DBR-Vray Whitelist Behavior

VelvetElvis · August 13, 2018, 9:00pm

I have been seeing some odd behavior when dealing with Vray DBR through the SMTD. Essentially we whitelist the one machine we want to use as the actual render machine for DBR rendering. Everything else is we just want to run as spawners. For example, we whitelist (may become master) Comp122. Comp001-121 are set on blacklist or may never become masters.

This works exceedingly well, until we hit a crash on our whitelisted machine. If that machine experiences a crash, the job immediately goes off to render on another machine which should be blacklisted as no other machine other than Comp122 should be able to become a master.

I’ve noticed that the DBR submission uses an entirely different whitelist/blacklist setup that say if you just submit a regular job. Has anyone else seen this and is there a way to make sure that the whitelist for DBR jobs stays correct after a random render crash?

If the whitelisted machine experiences a crash, the whole job becomes stuck in a loop and never actually renders.

eamsler · August 14, 2018, 5:19pm

This is a DBR offload job right? I may be out of the loop here, but I remember that the way this worked was that the first machine to pick up a task becomes the master, so I’m not quite sure how you’re able to use the whitelist/blacklist.

Can you go into more detail on how this is set up? Is it that you have one node specifically configured to use specific machines as its own spawner Slaves?

Most folks use this feature here:
docs.thinkboxsoftware.com/produ … ns-rollout

VelvetElvis · August 14, 2018, 9:46pm

Sorry, yes the dialog you sent is what we used for whitelisting and controlling the master. It is all done through the DBR offload settings.

What we are seeing, using the example you sent, is that if the machine named Gateway crashes for whatever reason then Deadline doesn’t wait to resend the master job back to Gateway. It now just randomly sends the job out to another machine on your farm and thus, the whole DBR job goes goofy. We see really random behavior such as the job is active, all of the spawners are active, but all of the CPU’s are at 0% across the job so it’s not actually doing anything. If we remote into the job we’ve seen 1 bucket per machine, when we should be seeing 8 buckets per machine.

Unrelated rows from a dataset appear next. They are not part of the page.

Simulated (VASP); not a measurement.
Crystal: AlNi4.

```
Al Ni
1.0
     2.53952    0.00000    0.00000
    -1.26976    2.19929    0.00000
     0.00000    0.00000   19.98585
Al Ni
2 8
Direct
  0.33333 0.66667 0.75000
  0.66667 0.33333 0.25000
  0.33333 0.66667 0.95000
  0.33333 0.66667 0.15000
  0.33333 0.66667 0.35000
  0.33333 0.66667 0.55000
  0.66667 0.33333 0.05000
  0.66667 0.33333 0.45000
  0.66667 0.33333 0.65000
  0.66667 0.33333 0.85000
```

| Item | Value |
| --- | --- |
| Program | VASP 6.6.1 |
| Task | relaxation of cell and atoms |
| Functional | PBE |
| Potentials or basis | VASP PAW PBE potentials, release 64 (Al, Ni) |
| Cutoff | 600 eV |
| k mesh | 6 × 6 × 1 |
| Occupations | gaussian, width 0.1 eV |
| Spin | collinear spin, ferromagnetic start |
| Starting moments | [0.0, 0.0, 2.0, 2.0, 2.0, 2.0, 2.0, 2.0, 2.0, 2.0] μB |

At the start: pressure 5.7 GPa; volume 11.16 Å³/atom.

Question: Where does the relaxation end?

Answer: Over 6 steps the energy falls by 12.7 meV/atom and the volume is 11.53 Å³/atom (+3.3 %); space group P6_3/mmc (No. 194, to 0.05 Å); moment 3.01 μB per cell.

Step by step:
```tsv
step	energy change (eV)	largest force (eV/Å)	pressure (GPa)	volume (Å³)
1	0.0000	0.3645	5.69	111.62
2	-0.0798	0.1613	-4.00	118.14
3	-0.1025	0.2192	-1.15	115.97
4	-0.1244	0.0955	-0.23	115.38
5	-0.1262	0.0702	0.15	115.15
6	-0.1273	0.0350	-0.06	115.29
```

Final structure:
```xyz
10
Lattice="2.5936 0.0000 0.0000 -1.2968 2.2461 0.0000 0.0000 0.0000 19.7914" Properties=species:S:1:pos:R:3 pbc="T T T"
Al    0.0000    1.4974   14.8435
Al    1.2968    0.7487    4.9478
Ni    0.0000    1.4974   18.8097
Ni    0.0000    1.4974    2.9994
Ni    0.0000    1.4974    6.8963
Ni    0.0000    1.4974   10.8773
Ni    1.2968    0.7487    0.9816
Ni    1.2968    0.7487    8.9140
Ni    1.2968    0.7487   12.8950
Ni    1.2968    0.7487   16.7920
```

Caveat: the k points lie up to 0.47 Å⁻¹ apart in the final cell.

VelvetElvis · August 15, 2018, 2:40pm

Outside of the whitelist bug… Could weird DR slave behavior be related to a repository traffic issue? We haven’t seen this type of behavior until we recently moved our repository to a central location for the firm. Now all of the firms servers, all of the firms rendering needs,and all of the firms renders are connecting to one single repository from offices all over the US and the world. We didn’t see any of these issues when we had the repository local or when the central firm repository was just only our offices users and servers connecting to it.

Using the DBR off-load whitelist settings seems to only be a one shot to render setting. Even if we suspend the job, when it is reactivated it randomly assigns a computer to the main task (task 0) even though it was submitted telling it that only one machine can be the master.

eamsler · August 15, 2018, 7:05pm

I’m assuming here that Gateway is the name of the primary DR machine. We named our fancy AWS Portal proxy instance ‘Gateway’ as well, so I got a bit confused.

The queuing mechanism in Deadline is completely distributed, meaning that any machine at any time can pick up any task. How it picks up those tasks is dictated by the rules in the “job” settings in the “Configure Repository Options” window, but it’s really a free-for-all. It means Deadline is very robust in its scheduling.

Now, I just learned this now but there is magic being done which lifts the blacklist restriction once a machine has picked up that first task so it’s back to free-for-all mode… The only thing I could think of that you could do would be to manually stop the job, reset the whitelist/blacklist to how it was when you submitted the job.

I’m also not sure if V-Ray DR slaves support changing their master or re-connecting to it once it’s fallen down so even if this mechanism didn’t work this way in Deadline you may have to restart all of the machines anyways.